Reed, the founder of the Faith and Freedom Coalition, has joined other figures on the religious right in endorsing immigration reform. On Tuesday, he officially joined with the Partnership for a New American Economy, a group co-founded by New York City Mayor Michael Bloomberg, to push Congress to pass reform at a press conference in Miami.

The efforts of the religious right have helped get social conservatives on board with the immigration effort, which may encourage Republicans on the fence to ultimately vote yes.

But unlike some of his religious cohorts who have spoken in favor of broad principles, Reed has weighed in on policies that have sewn division among lawmakers on Capitol Hill. He is proposing a specific plan that would allow some, but not all, undocumented immigrants to eventually seek citizenship.

Under Reed's principles, immigrants who entered the U.S. legally but overstayed their visas could seek citizenship after they meet certain criteria, such as paying fines and back taxes. Those people make up 45 percent of all undocumented immigrants, according to some estimates.

But immigrants who crossed the border illegally, Reed says, should not be guaranteed a path to citizenship.

"We think that if you entered the country illegally to begin with, then it is a mistake to guarantee you a path to citizenship because you then get treated actually better than people who have waited in line for years or in some cases over a decade to enter legally," he said during an interview with ABC/Univision.

Reed believes that immigrants who entered the U.S. illegally should be allowed to apply for a visa that allows them to remain in the country legally, after paying fines and back taxes, and learning English. But not all should be able to seek citizenship, according to Reed.

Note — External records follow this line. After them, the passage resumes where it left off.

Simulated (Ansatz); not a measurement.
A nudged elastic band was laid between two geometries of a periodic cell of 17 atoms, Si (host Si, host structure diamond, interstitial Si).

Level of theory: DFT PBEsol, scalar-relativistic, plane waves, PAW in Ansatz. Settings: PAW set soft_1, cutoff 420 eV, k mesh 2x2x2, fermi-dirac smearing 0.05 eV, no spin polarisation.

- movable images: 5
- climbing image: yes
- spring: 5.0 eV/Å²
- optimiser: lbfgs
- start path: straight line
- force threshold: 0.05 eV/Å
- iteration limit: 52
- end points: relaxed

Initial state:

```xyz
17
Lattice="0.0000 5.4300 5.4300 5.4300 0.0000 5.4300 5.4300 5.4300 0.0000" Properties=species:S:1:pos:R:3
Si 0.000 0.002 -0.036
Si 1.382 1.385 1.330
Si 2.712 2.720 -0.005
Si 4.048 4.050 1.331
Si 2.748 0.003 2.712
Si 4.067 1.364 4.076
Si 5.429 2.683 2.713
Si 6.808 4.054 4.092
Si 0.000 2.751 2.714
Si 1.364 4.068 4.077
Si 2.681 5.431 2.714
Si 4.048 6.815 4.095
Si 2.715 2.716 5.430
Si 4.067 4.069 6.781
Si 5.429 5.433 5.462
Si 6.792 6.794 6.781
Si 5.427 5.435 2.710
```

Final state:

"We don't say that none of them should ever become citizens, we just don't favor a guaranteed path to citizenship ... for every one of those individuals," he said.

Reed's advocacy may give conservative members of Congress political cover to back immigration reform and his recommendations could provide policy guidelines for some conservatives to latch onto.

Bipartisan groups of lawmakers in both the House and Senate are crafting immigration bills that would include a path to citizenship or legal status for millions of undocumented immigrants. But those pieces of legislation have not been finalized.

Reed said that he has sent copies of his full plan to every congressional office and has met with leaders in both chambers, including Marco Rubio (R-Fla.), a member of the Senate "Gang of Eight" crafting a bill.

Reed's principles also include reforms that would make it easier for spouses and minor children of legal immigrants to reunite with their families in the U.S., modernizing the visa system for high-tech and agricultural workers, and enhancing border security and enforcement.

While his principles on citizenship may not exactly line up with the Gang of Eight's, Reed insists they are close and that he is "very supportive" of Rubio's efforts in the group.

"I think the distance between us and where Marco Rubio is can be measured in inches and not yards or miles," he said.

Rubio spokesman Alex Burgos confirmed that the senator met with Reed, and called him and other faith leaders "are an integral part of this debate because so many of them have seen firsthand the human toll of our broken immigration system and understand it's important to fix it."

Reed, who has had his own past legal troubles, said it would be wrong to keep undocumented immigrants in a state of limbo because of their past actions.

"Leaving millions of people in the shadows with undetermined legal status isn't a good public policy," he said. "For those who want to step forward ... if they want to play by rules and get right with the law, we believe that public policy ought to allow them to be a part of the American Dream."

Reed first rose to prominence in Republican circles as a Christian conservative activist in the 1990s, and he cites moral and Biblical guidance for his support for immigration reform.

"Remember that in the Bible, the Israelites were commanded by God and the law of Moses to welcome the alien and the sojourner among them," he said. "So it is a biblical principle that you treat the alien and the stranger with kindness."

But there is also a political imperative. Reed believes that immigration could help solve the GOP's problem among Asian and Latino voters. The latter group includes a growing number of evangelicals, who were turned off by the party's strident rhetoric on immigration in past elections.

"This issue has been festering for another eight years since Congress last dealt with it and I think everybody recognizes that it's time to bite the bullet, make the tough calls to get this problem solved," he said.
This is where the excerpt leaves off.